Welcome to the Department of Latino and Caribbean Studies!

The Department of Latino and Caribbean Studies has its origins at Rutgers University as a Program in Puerto Rican Studies established in the fall of 1970 in response to demands initiated by 16 Livingston Educational Opportunity Fund (EOF) students. It became a Department of Puerto Rican Studies in 1973 and its first Chair was Dr. María Canino. Central to its mission was the understanding and critical analysis of colonial relations in the history of Puerto Rico, the Caribbean, Latin America, and the United States; the rigorous inter and trans-disciplinary study and creative elaboration of the art, history, and knowledges of Puerto Ricans in the island and in diaspora; and the understanding of the social and material conditions as well as the cultural expressions of Puerto Ricans, and by extension, other “minoritized” populations, in the United States.

Responding to the evolving nature of Latina/o and Caribbean migration and the fields of Latina/o and Caribbean Studies, the Department was renamed Puerto Rican and Hispanic Caribbean Studies in the mid-1980’s, Latino and Hispanic Caribbean Studies in 2005-06, and Latino and Caribbean Studies as of January 2016. Today, the Department counts with specialists in various linguistic and geopolitical regions of the Caribbean and of Latina/o communities in the U.S.

Majoring in Latino and Caribbean Studies can take you where you want to go!

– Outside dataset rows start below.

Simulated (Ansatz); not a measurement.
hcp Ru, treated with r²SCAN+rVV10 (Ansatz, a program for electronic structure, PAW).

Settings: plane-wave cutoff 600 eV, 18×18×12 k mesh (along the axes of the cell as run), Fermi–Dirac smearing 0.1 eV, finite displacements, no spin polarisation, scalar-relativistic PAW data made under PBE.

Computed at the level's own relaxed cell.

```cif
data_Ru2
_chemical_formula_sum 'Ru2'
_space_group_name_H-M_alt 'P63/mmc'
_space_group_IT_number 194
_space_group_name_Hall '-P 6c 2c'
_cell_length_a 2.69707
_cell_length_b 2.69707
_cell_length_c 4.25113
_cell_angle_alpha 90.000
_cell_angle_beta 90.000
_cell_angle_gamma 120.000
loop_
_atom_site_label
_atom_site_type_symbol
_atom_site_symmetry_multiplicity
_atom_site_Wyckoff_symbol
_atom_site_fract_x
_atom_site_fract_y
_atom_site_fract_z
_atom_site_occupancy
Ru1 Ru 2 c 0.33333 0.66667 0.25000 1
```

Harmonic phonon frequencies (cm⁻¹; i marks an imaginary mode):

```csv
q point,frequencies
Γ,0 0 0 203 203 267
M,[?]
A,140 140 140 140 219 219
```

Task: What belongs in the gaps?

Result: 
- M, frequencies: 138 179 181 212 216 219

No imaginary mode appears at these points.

Our program is relevant for lawyers, social workers, teachers, researchers, journalists, doctors and nurses, sports managers, and more…

  • DIVERSITY
  • MULTICULTURALISM
  • BILINGUALISM
  • SOCIAL JUSTICE
  • INEQUALITY
  • CULTURAL DIFFERENCE

These concepts will become increasingly important in 21st Century American society. A major or minor in Latino and Caribbean Studies will give you the needed competency in these areas, a key asset when seeking employment or admission to graduate programs.

There are over 50 million Latinos in the US and a long history of Caribbean migration to New Jersey and the northeast. Between 2000 and 2010 alone Latinos grew 39.2 percent in New Jersey. Whether you’re of Latin American or Caribbean descent—or any background—our courses provide you with tools to better understand the politics, culture, and history shaping the experiences of US-born Latinos as well as migrant and Caribbean populations—people you’ll encounter in your professional lives.